Is it safe to assume that we will never see the prime universe again? I love Star Trek: Continues and Star Trek: Phase II, but they are fan fiction in the end and will not garner as much attention nor ever be on Memory Alpha. I honestly think that Star Trek Nemesis was our last view of current Star Trek.
I think it's unlikely that we will see a TV/movie continuation of that continuity, and unnecessary that we do, too. There's also the issue that even if they set a new show in the old continuity again, they won't do it exactly how fans expect and there will be cries of it not being the "real" Prime universe, as we saw with Enterprise and part of ST'09.
Prime continuity isn't completely dead. It is still alive through books and Star Trek Online. If both of those dry up then I would say CBS is done thinking of prime continuity as anything but a nostalgia property.
But wait, they can't both be "Prime" since they both continue on from
Nemesis in totally different ways. Which is the one true Prime universe?
The books are one thing that will never die for Star Trek. I think we have many, many years/decades with Trek novels. Sure they aren't numbered, nor are they all series-specific, but I feel like we will have them for a long time. You are correct regarding Star Trek: Online as well. I was just referring to the Star Trek that we see on television. You know, the Star Trek the general viewer watches, aka canon Trek.
Pocket almost let their rights to Trek lapse at the end of 2013. The
Cold Equations trilogy was originally planned to end with the death of Picard and be the finale to the novelverse.
That said, had that happened and when Pocket eventually does drop Trek, someone else will almost certainly buy the rights to publish Trek novels and start afresh (no doubt leading to another round of Star Wars EU cancellation angst!)
It would be cool if Star Trek: Online were canon. But, it's probably not. It's funny, because one of the creators of the failed 2013 Star Trek game, said it was canon. I guess that would refer to canon in the Abramsverse and not the Prime universe.
I can't speak for the Gorn game since I've never played it (although JJ Abrams hated how it turned out), from what I know of STO's storyline it's a constant intergalactic wargasm, and IMO that's not what Trek should be.

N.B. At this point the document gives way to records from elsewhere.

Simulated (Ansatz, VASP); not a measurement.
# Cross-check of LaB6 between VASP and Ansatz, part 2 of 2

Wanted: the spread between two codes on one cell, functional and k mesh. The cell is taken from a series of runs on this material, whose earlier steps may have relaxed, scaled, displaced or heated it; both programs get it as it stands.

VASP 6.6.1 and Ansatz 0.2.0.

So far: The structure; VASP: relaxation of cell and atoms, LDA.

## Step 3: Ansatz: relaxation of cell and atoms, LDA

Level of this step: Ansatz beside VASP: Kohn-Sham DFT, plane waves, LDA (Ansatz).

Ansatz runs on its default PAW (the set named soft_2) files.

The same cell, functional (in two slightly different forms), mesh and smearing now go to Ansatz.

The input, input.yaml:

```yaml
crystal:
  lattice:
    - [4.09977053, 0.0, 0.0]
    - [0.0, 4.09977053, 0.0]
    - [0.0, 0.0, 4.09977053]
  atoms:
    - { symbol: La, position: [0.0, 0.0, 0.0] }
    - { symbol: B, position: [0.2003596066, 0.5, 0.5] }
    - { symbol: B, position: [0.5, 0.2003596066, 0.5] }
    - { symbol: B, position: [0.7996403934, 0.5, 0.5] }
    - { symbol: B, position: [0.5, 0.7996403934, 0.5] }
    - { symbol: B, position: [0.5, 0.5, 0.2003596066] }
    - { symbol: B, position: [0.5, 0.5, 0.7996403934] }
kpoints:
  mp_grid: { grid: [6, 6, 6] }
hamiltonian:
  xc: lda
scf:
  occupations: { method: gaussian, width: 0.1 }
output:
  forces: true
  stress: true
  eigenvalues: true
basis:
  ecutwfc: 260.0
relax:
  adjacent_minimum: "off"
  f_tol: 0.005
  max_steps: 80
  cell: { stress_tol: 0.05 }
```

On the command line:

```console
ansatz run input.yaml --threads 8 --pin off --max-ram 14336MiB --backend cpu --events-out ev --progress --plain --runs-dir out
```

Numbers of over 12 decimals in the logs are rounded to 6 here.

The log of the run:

Well, JJ Abrams shouldn't have made it an alternate reality. He should have just gotten rid of the whole timeline changing thing and not have Leonard Nimoy in the movie. By him doing that, there'd be no question that this was a totally new universe and nothing else.
I seriously doubt that's their intent, after all the continuity porn in
Into Darkness. Of all the movies, it's definitely the one most heavily tied into the Trek mythos.
However, I could see why he bothered to include the exsistance of the prime universe. He wanted to have Star Trek '09 be a film for both old fans and garner new ones.
And IMO it worked brilliantly. I love the way the new timeline ties in with the old.
There's no such thing as "prime" Trek in the sense that fans envision. There's the source material (Star Trek) and derivative works based on Star Trek. Rick Berman's Star Trek spinoffs were simply one derivative version of the source material. Others will come and go, no more or less relevent than the Berman-verse.
True. And fans, when pointing out continuity issues in ENT and the new movies seem to forget that there are massive ones between TOS and TNG/DS9/VOY. Mainly the old Enterprise zipping around the galaxy in no time when for Voyager, it's suddenly a lifelong journey. Are they really the same continuity? And should that continuity be continued, which version should they build on and which parts should be ignored? The new movies are seemingly ignoring Voyager's idea of warp speed.